This is such an easy recipe, and the honey and cinnamon makes the sweet potatoes so yummy!

Plus it's great with any main dish, or just by itself.

Maybe next time I'll try agave nectar in place of the honey for a different approach. I might even try this with roasting some squash I've got.

Monday, August 17, 2009

Beef Lok Lak

MckLinky Blog Hop: Favorite Recipe

Lunch on Friday was Beef Lok Lak. I prefer to cook it myself, but this was tasty enough.

Making it is very simple. All you need is some beef that you slice into bite-sized pieces, steamed rice, freshly sliced cucumber, tomato and onion with some lettuce leaves, and finally a sauce made of freshly ground pepper, salt and lime juice squeezed over at the last minute.

Prepare a large platter layering the vegetables starting with lettuce leaves on the bottom, then followed by cucumbers, onions and tomatoes.

Heat a skillet over medium heat. Add some oil and minced garlic. Cook until slightly golden. Add the beef, stirring quickly to cook it, but not too long.

When the beef is mostly cooked, add a Tablespoon or two of sugar and soy sauce. Allow that to bubble up into a sauce. Turn off heat. Pour beef with sauce directly over the vegetables.

Squeeze the lime juice into the salt and pepper. Mix up. Serve with rice.

Eat Lok Lak by taking a piece of beef, vegetable, rice and add a little of the salt and pepper sauce onto a spoon.

MckLinky Blog Hop

Saturday, July 11, 2009

Fried Ginger with Pork

Image originally uploaded on Flickr by drkigawa

This dish is another standard in my repertoire of Cambodian cooking. It's simple and tasty.

Here's what you'll need:

200 grams of pork cut into bite-sized pieces
1 ginger root, peeled and grated
4-6 cloves of garlic, minced

Here's how you do it:

Add oil to a heated wok or frying pan. Add garlic and brown slightly. Add the ginger and stir fry til it is well cooked, then add the pork. Cook until no longer pink.

Transfer to a dish. Add some chopped green onions. Serve with steamed rice.

Grated ginger image from Anna Parabrahma

Thursday, June 25, 2009

Fried Rice with Sausage

OK, so this is the ultimate "I'm afraid of eating anything strange, so I'll stick with something I know" food. Actually, it's a simple dinner that's inexpensive and filling all at the same time.

Fried rice is made with pre-cooked rice that has been chilled or cooled. There are several mystery sauces added to the fry, but mainly there is oil, chili sauce, egg and vegetables. The vegetable usually consist of bits of carrot and sliced stem pieces of collard greens.

I like my fried rice with bits of sausage because the sausage here is a bit sweet. The rice is fried up in a large wok with lots of stirring to keep it moving and thoroughly cooked.

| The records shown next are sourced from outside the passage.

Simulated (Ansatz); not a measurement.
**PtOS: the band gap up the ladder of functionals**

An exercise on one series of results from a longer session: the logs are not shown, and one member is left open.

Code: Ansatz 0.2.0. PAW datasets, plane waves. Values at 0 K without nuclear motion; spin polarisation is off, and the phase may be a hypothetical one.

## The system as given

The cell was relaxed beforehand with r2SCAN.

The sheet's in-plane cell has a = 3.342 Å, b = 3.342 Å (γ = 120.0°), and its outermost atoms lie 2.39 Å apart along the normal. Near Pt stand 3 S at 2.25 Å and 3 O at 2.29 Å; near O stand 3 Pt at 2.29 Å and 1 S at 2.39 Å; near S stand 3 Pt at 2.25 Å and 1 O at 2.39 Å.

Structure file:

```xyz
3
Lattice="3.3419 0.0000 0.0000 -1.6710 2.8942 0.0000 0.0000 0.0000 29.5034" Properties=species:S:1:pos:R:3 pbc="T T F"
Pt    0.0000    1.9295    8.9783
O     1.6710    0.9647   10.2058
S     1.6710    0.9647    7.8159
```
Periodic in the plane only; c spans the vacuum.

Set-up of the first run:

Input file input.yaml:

Finished fried rice is place on an oval plate (no other style of plate is used) and served with a bowl of broth that either has a meatball or a bone in it along with some herbs. You can also order a fried egg to go on top of your fried rice.

Add some chili sauce and soy sauce to the rice and stir it in, then enjoy a tasty evening treat!

Note: real fried rice is only available at night, along with fruit shakes and fried noodles. There are stalls set up around town in designated places. Foreigner price: 5,000 Riel ($1.25). Local price: 3,000 Riel ($0.75).

Wednesday, June 24, 2009

Back to Cambodian Food!

I am so happy to be back in Cambodia enjoying Cambodian food. There is just nothing else that compares to the yumminess of food here. Besides that, if you get tired of Cambodian food there's plenty of Western food to enjoy.

Back to eating sour soup and rice, mom's cooking at the cottage with roasted salted fish.

I love the noodle soup in the morning at the Soup Dragon with iced coffee (no milk this time). It's become the place for locals to do business in the morning. I just enjoy watching the pubs open and clean up for a fresh day ahead.

Of course there is also the yummy street snacks of fresh fruit, roasted bananas, and roti with sweetened condensed milk.

Come on over to savor the flavors of Cambodia!

Wednesday, June 10, 2009

Polish Cabbage and Noodles Dish

OK, so this dish was inspired by an episode of Diners, Drive-ins and Dives that I briefly caught. It was some Polish restaurant. I know there's a funny Polish name for this dish, but of course it escapes my memory.

I was mesmerized by this dish because 1) it was so simple, and 2) I had all of the ingredients sitting in my fridge. The Cal Poly Organic Farm cabbage heads from my CSA boxes have been crying out to be turned into something delicious, and one can only eat so much coleslaw.

So, I did a little online investigating and discovered many recipes for this dish. It's really very simple. All you need is:

1/2 head of sliced cabbage
1-2 yellow onions, sliced
1/2 package of egg noodles (other noodles will do, but these are the tastiest)
1 kielbasa sausage
2 Tbsp butter
1/2 cup sour cream
salt & pepper to taste (I used my mortar to grind some fresh white Cambodian Kampot pepper)

Fill your pasta pot with water to start it boiling.

Get the butter melted in a BIG frying pan, or wok. Add the yellow onions and cook on medium-low until tender then turn down to low to start carmelizing them.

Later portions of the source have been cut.